Prakriti, according to the Sankhya, is constituted of three Gunas or essential modes of energy. These three gunas are, Sattwa, Rajas and Tamas. Sattwa is the seed of intelligence, and it conserves the workings of energy; Rajas is the seed of force and action; and it creates the workings of energy; Tamas is the seed of inertia and non-intelligence, it is the denial of Sattwa and Rajas and dissolves what they create and conserve. When these three powers of the energy of Prakriti are in a state of equilibrium, all is in rest, there is no movement, action or creation and there is, therefore, nothing to be reflected in the immutable luminous being of the conscious Purusha. But when the equilibrium is disturbed, then the three gunas fall into a state of inequality in which they strike with and act upon each other and the whole inextricable business of ceaseless creation, conservation and dissolution begins, unrolling the phenomena of the cosmos. This continues so long as the Purusha consents to reflect the disturbance which obscures his eternal nature and attributes to himself the nature of Prakriti; but when the Purusha withdraws his consent, the gunas fall into equilibrium and the Purusha returns to his eternal, unchanging immobility; Purusha attains to his liberation from phenomena. This reflection and his giving or withdrawal of consent seems to be the only Powers of Purusha; these powers are attributed to the Purusha by the Sankhya rather inconsistently, because the Sankhyan Purusha is in its nature entirely immobile. The Purusha is, however, conceived in the Sankhya as a witness of Prakriti or Nature by virtue of reflection and the giver of the sanction, sāksī and anumantā. According to the Sankhya, Purusha and Prakriti co-exist, and they are the dual cause of the universe, a passive Consciousness and an active Energy.
Indeed, there are certainly plenty of things in the world, which the Sankhya does not explain at all or does not explain satisfactorily; but it has been said that the Sankhyan metaphysical position presents an adequate framework for the phenomena of the bondage of Purusha to Prakriti and of the liberation of the Purusha from Prakriti. The Purusha in the Sankhya is individual, and there is not one Purusha but many
individual Purushas, considering the fact that liberation of Purusha from Prakriti is an individual phenomenon, and this would not happen if there were ultimately only one Purusha. The Sankhya is obliged to concede plurality of Purushas because it is noticed that only a few beings among innumerable millions attain to liberation or move towards it; the rest are in no way affected, nor is cosmic Nature in a play with them inconvenienced when an individual realizes his liberation from Prakriti.

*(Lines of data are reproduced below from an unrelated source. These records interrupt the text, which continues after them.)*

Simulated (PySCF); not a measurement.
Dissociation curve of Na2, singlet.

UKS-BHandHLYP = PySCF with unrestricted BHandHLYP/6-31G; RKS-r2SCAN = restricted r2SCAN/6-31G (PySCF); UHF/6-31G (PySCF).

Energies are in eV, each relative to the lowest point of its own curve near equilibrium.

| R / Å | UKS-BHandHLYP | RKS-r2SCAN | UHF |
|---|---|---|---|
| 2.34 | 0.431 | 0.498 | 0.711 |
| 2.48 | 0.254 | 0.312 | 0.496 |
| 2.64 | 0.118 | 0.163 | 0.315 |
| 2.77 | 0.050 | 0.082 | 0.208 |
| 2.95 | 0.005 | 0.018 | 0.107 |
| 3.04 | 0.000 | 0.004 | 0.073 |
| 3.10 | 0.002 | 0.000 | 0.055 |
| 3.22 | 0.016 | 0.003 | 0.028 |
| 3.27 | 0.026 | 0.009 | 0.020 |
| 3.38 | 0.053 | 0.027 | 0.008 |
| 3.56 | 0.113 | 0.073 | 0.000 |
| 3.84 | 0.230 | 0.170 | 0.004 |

The entire background of the Vedic and Upanishadic experience as also the Sankhyan account of the liberation of the individual Purusha from Prakriti, need to be clearly grasped, if we are to understand the richness of the yogic experience that is described in the Gita. The Gita restates the Vedic and Upanishadic concepts of the ultimate integral reality and while it admits the Sankhyan position in several respects, it modifies it in several important aspects. The gospel of Karma yoga, as laid down in the Gita, would be inadmissible within the limited premises of the Sankhyan metaphysics and the Sankhyan account of the bondage and liberation. If Purusha is in its very nature immobile, the only way by which that immobility would be logically realized would be by way of renunciation of all mobility and action. If all mobility and action belongs to Prakriti or energy, which is fundamentally unconscious, no mobility of action can be consistent with the status of consciousness or knowledge. Similarly, the capital importance that is laid down in the Gita for the path of Bhakti or Divine Love can have no place, if each individual Purusha is independent of all the other Purushas or any Supreme Purusha to whom divine love can be offered and continued to be offered in the state of liberation. The Gita, on the other hand, admits the reality of the individual but it declares its utter dependence on the supreme Purusha and its inalienable unity with all the Purushas or individuals. The Gita's integral yogic experience is therefore articulated in a larger framework.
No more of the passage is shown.